This is the 22nd MCU movie, the fourth directed by the Russos, and the big gay moment for which they expect praise is an average Joe (Russo) talking about a gay date for about 10 seconds. But hang on! Anthony Russo offers some justification on why it’s not one of the Marvel heroes who gets this gay moment that Deadline proclaimed a “milestone”:
“The fact that the character is gay will get attention but it isn’t where the scene started. When you have a story point that includes killing half of all humans on Earth, you’re telling a bigger story than The Avengers. So that scene was important to us in telling the story of the larger world. We wanted to have a voice that was talking about the experience of people that went beyond The Avengers. That’s why we felt we really needed it in the movie. Otherwise, it just became too hermetic and insular. That character that Joe is playing really came from that point of view, him being an everyman who has suffered from Thanos’ act.”
I’m calling bullshit. Yes, the Russos have made sure that in the biggest movie fo the summer there was at least SOME queer representation. Yes, one of them playing the role may well speak to their sincerity on this matter. But I call bullshit that queer audiences should be grateful for this “scrap” as S.E. Fleenor rightly puts it in their Magicians critique. The Russos decided their big gay moment would show that in the MCU an everyman can finally be queer, but not a superhero. I call bullshit that a major studio gets credit for LGBTQA+ representation for something THIS minor. And I call bullshit that Disney’s doing it AGAIN.
Let’s circle back to 2017’s live-action Beauty and the Beast. In it, Josh Gad played LaFou, the fawning minion of the brutish Gaston. Ahead of its release, director Bill Condon promised a “nice, exclusively gay moment” for LaFou, which scored headlines promoting Disney’s first gay character! (As if all those gay-coded villains from their cartoons don’t exist? Ursula would like a WORD!) But when audiences saw this “exclusively gay moment,” the response was less “We’ve been seen!” and more “Is that all there is?”

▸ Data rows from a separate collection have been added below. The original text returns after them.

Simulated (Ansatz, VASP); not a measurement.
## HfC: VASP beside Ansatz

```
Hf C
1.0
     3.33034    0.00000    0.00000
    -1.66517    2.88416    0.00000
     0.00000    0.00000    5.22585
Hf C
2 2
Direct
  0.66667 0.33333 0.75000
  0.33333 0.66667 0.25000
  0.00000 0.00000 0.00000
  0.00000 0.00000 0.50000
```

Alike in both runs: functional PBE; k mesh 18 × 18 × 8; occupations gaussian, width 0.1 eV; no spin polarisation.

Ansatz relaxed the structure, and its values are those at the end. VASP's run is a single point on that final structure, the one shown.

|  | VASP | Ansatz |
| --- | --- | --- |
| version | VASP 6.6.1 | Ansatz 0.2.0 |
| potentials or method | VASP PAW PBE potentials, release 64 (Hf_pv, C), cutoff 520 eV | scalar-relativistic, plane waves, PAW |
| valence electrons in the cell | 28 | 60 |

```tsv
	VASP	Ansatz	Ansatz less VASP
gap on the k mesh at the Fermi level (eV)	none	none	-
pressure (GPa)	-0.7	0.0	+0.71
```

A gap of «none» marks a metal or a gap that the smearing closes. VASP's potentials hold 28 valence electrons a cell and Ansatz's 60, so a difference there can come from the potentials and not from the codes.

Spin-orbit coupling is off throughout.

As described by Jackson McHenry for Vulture:
“During a group dance, LeFou starts off dancing with a woman, and then strikes up with the dress-loving henchman. It’s certainly a moment because it lasts for two seconds at the most. It’s gay, in the sense that two male characters are doing something that expresses affection, though it feels so platonic they might as well be shaking hands. It’s certainly not exclusively gay, however, as other couples are still dancing in the background. To be exclusive, you have to exclude — get the straights out of the shot!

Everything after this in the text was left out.